Be F*cking Nice

Today, I was the recipient of pure, unconniving, good ol’ hometown nice.

I found a desk that I wanted to get on Craigslist yesterday, but I lacked the space in my tiny Nissan Versa to move it.  I posted a message on Facebook asking if anyone had a truck or an SUV they would be willing to let me borrow, but made plans to rent a Uhaul as I wasn’t really expecting anyone to respond.

Lo and behold, a guy I haven’t spoken to in quite a while commented that he had a truck and was willing to help!  I texted him and arranged the time; he drove me to the place where the desk was, helped me load it, and gave me a hand bringing it in to my apartment.  When I offered him payment for his gas and time, he refused and said “nah, it’s just what nice, normal people do.

How refreshing is that?

He had zero agenda.  He did not benefit from the exchange at all.  And yet, he gave his time and assistance in spite of the lack of reward.

I follow CEO Andy Frisella on Facebook, and a couple days ago he posted the following:

Be fucking nice.

Its not that hard.

You never know the impact a simple gesture can make on someone.

A hello.

Holding the door for someone.

Complimenting someone (with out an agenda)

There are a million ways to help people…and sometimes the simplest are the best.

Give people faith in humanity through your daily actions. Its good for both of you.

I love this post.  So much so that I stole part of it for my title.

It is admirable to be a driven, goal-oriented person.  Sometimes, however, the same people who are galvanized to succeed are also the people who brush past the niceties in order to drive hard for the prize.  This tunnel vision is great at times for getting results, but it sucks for creating relationships.  And relationships are what push you past the finish line those crucial .2 seconds before the competition.

Case in point, if you have equal on-paper qualifications and an equivalent success track record as someone who is gunning for the same position or sale as you, but you’re a bitch/dick/unpleasant, it will go to the nice one every. single. time.  Humans don’t want to be around horrible people (even if they are a horrid specimen themselves).

Nice has gotten a bad reputation.  So many individuals think that “nice” is a synonym for weak.  Nothing could be farther from the truth.

Try doing someone a favor when you are exhausted and all you want to do is sit at home in silence.  Try holding a pleasant conversation for a couple of minutes with someone you secretly can’t stand.  Try to compromise on something when the outcome actually affects you.

Yeah.  Not weak.  Not weak at all.

Sometimes, being nice is a task accomplished by those with only the most impressive store of willpower and inner strength.

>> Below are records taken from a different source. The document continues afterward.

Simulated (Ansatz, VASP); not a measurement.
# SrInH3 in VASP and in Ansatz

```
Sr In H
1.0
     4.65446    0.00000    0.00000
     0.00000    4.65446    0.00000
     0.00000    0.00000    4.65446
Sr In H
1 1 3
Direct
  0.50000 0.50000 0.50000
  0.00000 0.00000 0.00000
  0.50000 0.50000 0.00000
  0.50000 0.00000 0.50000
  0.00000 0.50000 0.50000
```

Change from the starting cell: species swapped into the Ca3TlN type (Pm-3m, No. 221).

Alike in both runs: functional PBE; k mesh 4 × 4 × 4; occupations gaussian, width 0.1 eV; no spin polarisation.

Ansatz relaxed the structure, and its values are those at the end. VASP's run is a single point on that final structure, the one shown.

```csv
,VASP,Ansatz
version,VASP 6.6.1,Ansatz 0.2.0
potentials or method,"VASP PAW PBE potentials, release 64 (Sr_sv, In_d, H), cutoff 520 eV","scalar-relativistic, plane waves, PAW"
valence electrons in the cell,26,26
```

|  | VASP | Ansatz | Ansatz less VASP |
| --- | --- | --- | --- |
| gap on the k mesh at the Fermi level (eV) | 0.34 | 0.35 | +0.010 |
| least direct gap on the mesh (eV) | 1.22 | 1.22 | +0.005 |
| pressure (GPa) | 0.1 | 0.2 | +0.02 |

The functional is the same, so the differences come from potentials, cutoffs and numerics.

Growing up in the Midwest, I was saturated with nice throughout my entire childhood.  Neighbors stopped in randomly to chit chat.  Checking out at the grocery store always included a “have a great day!” from the cashier.  The mail lady bought our pet rocks that we were selling on the side of the road.  To me, nice was simply normal.

In today’s world (or maybe it’s just anywhere outside of the Minnesota bubble), being nice is viewed as an anomaly rather than the status quo.  I have never had so many people comment on how “nice” I am more than I have in the 2.5 years I have lived here.  It’s something people notice and appreciate, especially when it’s atypical.

Now, to play devil’s advocate, one cannot go out of their way to be nice all of the time, or nothing personal will ever get accomplished.  There comes a point when your actions can cross over from nice to doormat.  That being said, when it costs to you nothing to lend a helping hand or give of your attention except a little bit of time or effort, just do it.

The world is one big mirror that gleefully reflects every single thing you show it.  Is the universe displaying positivity?  Are doors opening for you?  Do you step outside into a playground of friendliness and possibility?  Or, is the galaxy one swirling dark mass of negativity and suffering, with walls rising in every direction and people slamming into your shoulder as they rush past with their hat pulled low and their collar pulled high?

You have the power to create a little bit of beauty multiple times a day.  The more times you take the opportunity to be nice, the more times the world will bring nice to you.

The guy who helped me move my desk today?  I became friends with him after I offered to help him push his truck into the garage when I saw him struggling to do it himself.  You never know when your acts of kindness will come back to benefit you, but I can promise you, they will come back.  It might not be the next day or even the next year, but eventually, the tiny seeds of positivity that you plant will bloom, and the winds of life will blow those second-generation seeds back into your own garden right when you need them.

So really, what do you have to lose?  Go ahead–pull on your overalls, grab a shovel and hose, and plant nice.